According to EU Commission President Jose Manuel Barroso a fiscal union is ‘about much more than just euro bonds or stability bonds. It also means more co-ordination in taxation policy and a much stronger European approach to budgetary matters at national and European level.’
Remember Enda Kenny’s leaders address on RTE last December? He said: ‘I want to be the Taoiseach who retrieves Ireland’s economic sovereignty and who leads a Government that will help our country succeed.’
His only success thus far has been in signing up to a process that will see a further erosion of sovereignty and the continued impoverishment of citizens.
There is also speculation about Euro bonds. But the German Chancellor Angela Merkel reportedly told a private meeting this week that there would be no Eurobonds ‘in her lifetime’. And in a contribution in the Bundestag on Wednesday she described short-term crisis remedies, like joint liability of Eurozone debt as ‘eyewash and fake solutions.
She added that; ‘Apart from the fact that instruments like eurobonds, eurobill, debt repayment funds and so on are unconstitutional in Germany, I consider them economically wrong and counterproductive.’
So, the Brussels summit has its work cut out for it. It needs to give the people of Europe some hope that their leaders have learned from the mistakes already made and have a coherent plan for the future. There is little evidence of that at this time.
The policies of austerity are driving Europe deeper into recession. That is especially true in this state where the government is taking money from working people and from the most vulnerable and essential public services to pay off the debts of the banks and the elites.
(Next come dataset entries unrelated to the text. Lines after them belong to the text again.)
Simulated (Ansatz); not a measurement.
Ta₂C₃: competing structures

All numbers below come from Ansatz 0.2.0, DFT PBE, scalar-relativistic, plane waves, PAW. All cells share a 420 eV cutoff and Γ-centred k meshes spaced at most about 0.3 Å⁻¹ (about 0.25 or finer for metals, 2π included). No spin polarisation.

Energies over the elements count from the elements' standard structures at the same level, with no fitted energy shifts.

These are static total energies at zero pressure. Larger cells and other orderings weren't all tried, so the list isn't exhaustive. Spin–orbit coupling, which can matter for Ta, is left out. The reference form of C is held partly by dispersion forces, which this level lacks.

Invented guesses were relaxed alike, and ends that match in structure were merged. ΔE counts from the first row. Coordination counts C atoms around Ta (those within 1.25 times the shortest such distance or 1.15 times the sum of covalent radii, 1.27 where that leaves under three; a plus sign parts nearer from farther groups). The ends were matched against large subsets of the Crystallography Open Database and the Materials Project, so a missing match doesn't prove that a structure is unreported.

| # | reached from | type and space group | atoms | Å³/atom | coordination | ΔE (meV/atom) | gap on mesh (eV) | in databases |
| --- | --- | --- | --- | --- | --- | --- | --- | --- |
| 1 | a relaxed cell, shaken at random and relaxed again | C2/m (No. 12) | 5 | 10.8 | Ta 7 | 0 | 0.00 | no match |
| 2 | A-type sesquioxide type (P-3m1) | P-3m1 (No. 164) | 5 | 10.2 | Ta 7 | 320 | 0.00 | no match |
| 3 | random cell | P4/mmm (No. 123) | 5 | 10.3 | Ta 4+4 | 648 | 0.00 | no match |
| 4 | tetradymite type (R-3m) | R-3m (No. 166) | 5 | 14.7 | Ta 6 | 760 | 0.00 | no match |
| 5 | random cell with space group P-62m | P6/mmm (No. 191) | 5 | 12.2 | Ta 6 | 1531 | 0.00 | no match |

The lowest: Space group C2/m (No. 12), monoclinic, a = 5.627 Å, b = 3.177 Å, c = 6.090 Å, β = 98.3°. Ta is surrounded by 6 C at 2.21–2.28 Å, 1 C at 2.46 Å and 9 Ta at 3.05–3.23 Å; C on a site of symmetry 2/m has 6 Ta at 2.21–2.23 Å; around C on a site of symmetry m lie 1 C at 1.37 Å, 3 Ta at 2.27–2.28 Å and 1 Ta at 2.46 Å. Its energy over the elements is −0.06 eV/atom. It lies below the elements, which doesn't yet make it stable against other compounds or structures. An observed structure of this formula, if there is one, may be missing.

This week another tranche of €1.14 Billion worth of unguaranteed unsecured bonds, formerly held by Irish Nationwide and Anglo Irish Bank, were paid to senior bondholders. One of these, at €598 million, was more than the €500 million the government is committed to taking from the Social Welfare Budget.
So, all in all the EU summit promises to be an interesting meeting. Possibly more for what is not done or agreed, than for what is done and agreed. And in this respect the crisis within the EU is unlikely to be significantly reduced by what emerges.
Comments
With Europe's top central bankers not ruling out returning to old national currencies,for sure this is serious the situation. Now is the time to look at the possibility of the Euro € collapse, not an unlikely scenario. Nothing seems impossible anymore, but lets look at two other options (1) Drastically increase taxes or (2) Impose significant financial burdens on citizens, creating higher inflation. There is no consensus, at this time in history. Even the the ECB has exhausted its resources. The European leaders trying to save the € are in a race against the Time that has run out. Being prepared for a Europe with multiple currencies, is a fact, banks will need liquidity. In this type Crash the countries in the euro zone could loose, significantly lower economic output. Government debt would rise sharply as tax revenues declined, jobs loss, outsourcing a crash or they have to reform the euro, they have run out of options.